The Red Fort, named after its sandstone, the colour of dried blood, dominates the eastern end of Chandni Chowk. Built on an epic scale, its walls are 70 feet high and its gates still seem impregnable to all but the heaviest artillery. It was the scene of the fall of the Mughal Empire, when in 1857 the Indian Mutiny came within a hair’s breadth of expelling the British. The spark was allegedly set by a British officer’s insistence that the Hindu troops bite off a percussion cap on bullets that had been greased with cow fat. The Muslim troops believed it was pig fat. Each group were incensed and British military intransigence triggered revolt.

Whether by design or accident, the rebellion coalesced around an old and unwilling Mughal Emperor, Badar Shah, and drew in 80% of the native regiments. The British were outgunned and outnumbered. A must read on the subject is William Dalrymple’s account, ‘The Last Mughal’. The British were in no position to quell the uprising until internecine squabbles between Hindu and Muslim soldiers divided the movement and the fort was retaken.

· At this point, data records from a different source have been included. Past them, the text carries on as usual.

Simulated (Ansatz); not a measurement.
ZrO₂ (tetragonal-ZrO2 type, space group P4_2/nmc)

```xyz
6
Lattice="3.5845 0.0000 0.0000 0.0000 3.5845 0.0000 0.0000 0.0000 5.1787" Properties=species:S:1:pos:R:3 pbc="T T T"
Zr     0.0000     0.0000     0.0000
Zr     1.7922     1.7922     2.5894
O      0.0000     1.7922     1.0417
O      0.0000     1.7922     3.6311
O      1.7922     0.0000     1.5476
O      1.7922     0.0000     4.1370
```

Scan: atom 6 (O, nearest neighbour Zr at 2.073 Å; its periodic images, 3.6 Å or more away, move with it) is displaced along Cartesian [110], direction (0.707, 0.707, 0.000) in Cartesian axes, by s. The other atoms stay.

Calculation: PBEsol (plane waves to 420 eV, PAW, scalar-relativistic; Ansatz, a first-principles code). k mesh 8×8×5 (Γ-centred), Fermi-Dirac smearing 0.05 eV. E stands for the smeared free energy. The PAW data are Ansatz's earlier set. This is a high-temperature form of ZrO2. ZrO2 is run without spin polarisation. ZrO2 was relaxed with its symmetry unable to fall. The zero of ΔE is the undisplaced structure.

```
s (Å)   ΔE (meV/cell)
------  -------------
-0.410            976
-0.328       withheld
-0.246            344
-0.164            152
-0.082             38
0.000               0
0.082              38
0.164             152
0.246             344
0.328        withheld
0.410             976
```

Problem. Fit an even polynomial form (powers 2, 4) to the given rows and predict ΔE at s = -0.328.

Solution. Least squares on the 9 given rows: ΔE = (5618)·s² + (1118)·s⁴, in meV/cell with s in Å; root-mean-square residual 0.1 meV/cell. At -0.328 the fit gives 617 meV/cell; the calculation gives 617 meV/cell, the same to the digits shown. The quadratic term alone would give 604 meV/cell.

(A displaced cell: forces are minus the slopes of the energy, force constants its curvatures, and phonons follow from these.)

In some dilapidation, even by the time of the uprising, the walls of the fort accommodated what had become imperial slums where the numerous and impoverished descendants of the Mughal line lived. The once mighty Mughal empire was in terminal decline and would have fallen in any event, to rival forces from the Punjab or Rajasthan, if not the British.

The moat is empty and the palace gardens are dominated by former British garrison barracks but the mosques, bath houses and palaces remain in reasonable enough order to give an impression of the opulence of the Mughals at the peak of their powers.

One can only imagine the path that history would have taken, had the Indian’s been capable of overcoming their own bitter religious differences, at any time before the Mutiny of 1857 or for that matter, the Partition of 1947.